As the sun sinks lower and lower in the sky, my son’s fit gains energy. He is screaming, angry, convinced he has gone blind, sure we’ll have to remove the eye, and he is weaving a very dark scenario (he is nothing if not articulate.) He is Hamlet in an antic disposition. Our options are to wait it out or start walking, since we have to get both him and his bike back to the campsite.

Encouraged by the newfound patience I exercised with my daughter yesterday, I am Long-Suffering mom once again. The ticking of the sundial has no power over me. I encourage him to keep crying since the tears will flush the sand out of his eye and this prescription is a salve.

Eventually, he announces gamely that he might be able to ride his bike. The rest of my family, who are annoyed, tired, hungry, and anxious to get back to the campsite, are inspired by his little show of bravery and we band together in support of him. Taking a page out of my husband’s book, I remind my older kids that a team is only as strong as it’s weakest member and we slow down for the One-Eyed Hamlet, praising him for his exceptional ability to overcome obstacles.

The attention is like water on dry ground and we are bolstered by our own successful assuagement of his fears. What could have been a miserable journey home for all of us has become the highlight of the trip. We had teetered on the edge of misery, but turned towards peace. My little family was tested and we passed, together.

A fireside game of Clue

Later, we play Clue and make s’mores around the fire pit. When the boys leave to shower, my daughter entertains me by wrapping her blanket around herself and taking laps around the RV park under the stars. Random, stubborn fits of rage aside, she is a cheerful, fun girl and I wonder what she’ll be like in college. I feel slightly jealous of her future friends, knowing how much they will laugh with her and wishing I could be one of them, enjoying her as a peer.

Day Four

The rain came down hard in the night, with a funny sound like tiny suction cups scampering across the roof. I slept poorly for the first time all trip and need an extra cup of coffee to come to life.

We ride our bikes back to the path to see if a penny we left on the train tracks is still there and, if it is, in what state. The penny is gone, so we head back to the RV, shrink it, and drive it up to Pismo State Beach.

We take our final bike ride of the trip along the boardwalk, through the sand dunes, and past a campground where several RV’s are parked 50 or so feet apart from one another. The campsite is so close to the beach that it’s practically on the sand. I make a mental note to plan our next RV trip better. Forgoing hook-ups and relying on the generator opens up a whole host of possible sites to visit; places, in fact, that are only available overnight to RV’s.

Pismo-train tracks-penny
Searching for the penny we left behind



Three little monkeys sitting in a tree….


Sand dunes on Pismo Beach



It rains the entire way from Pismo to Malibu. The kids are restless and start a tickle war that ends in bruises and tears, but also genuine contrition. Their swift and sincere reconciliation is different and I wonder if it’s a happy consequence of our confinement.

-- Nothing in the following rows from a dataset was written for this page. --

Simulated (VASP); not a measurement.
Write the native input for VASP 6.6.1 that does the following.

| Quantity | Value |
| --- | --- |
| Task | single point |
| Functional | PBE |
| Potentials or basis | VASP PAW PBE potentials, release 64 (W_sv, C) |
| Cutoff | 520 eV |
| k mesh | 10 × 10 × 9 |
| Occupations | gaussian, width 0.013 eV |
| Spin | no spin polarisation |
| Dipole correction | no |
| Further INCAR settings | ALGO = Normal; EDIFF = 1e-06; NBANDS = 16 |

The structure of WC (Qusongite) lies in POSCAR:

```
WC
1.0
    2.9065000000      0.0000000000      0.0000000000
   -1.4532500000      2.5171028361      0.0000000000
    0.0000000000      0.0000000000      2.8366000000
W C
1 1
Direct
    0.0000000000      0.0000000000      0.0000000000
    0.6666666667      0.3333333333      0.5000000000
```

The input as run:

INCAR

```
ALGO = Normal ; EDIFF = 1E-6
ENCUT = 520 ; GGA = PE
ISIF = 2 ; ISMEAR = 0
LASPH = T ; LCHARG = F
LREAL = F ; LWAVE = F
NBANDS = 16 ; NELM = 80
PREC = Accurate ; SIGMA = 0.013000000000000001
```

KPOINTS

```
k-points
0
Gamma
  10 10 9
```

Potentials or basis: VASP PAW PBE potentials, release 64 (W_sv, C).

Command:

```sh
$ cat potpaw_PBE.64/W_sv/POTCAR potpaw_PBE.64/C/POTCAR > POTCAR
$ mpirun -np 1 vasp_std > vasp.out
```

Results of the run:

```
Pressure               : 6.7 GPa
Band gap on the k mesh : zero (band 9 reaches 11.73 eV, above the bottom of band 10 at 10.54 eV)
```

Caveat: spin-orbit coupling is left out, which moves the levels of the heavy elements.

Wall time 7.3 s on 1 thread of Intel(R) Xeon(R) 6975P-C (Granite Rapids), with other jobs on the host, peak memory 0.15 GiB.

I haven’t been to Malibu in a long time – and have never come at it from the north end – and the extreme wealth clashes with the town’s once-a-hippy, always-a-hippy vibe in a way I haven’t noticed before. It’s a quirky city, sunk inside a misty, moldy marine layer. It’s not exactly charming, yet there’s something very appealing about it that I can’t quite name; a sleepy, dreamy, slightly haunting quality that makes the rest of Los Angeles feel much farther away then it actually is.

Keeping good company in the passenger seat
The entrance at our final destination

The Malibu RV Park is the Love Child of Ocean Mesa and Pismo Sands. Like Pismo Sands, it’s spartan and simple, but it’s location on a steep hillside offers spectacular views that rival those of Ocean Mesa. It also has a market stocked with brooms, which thrills me to no end.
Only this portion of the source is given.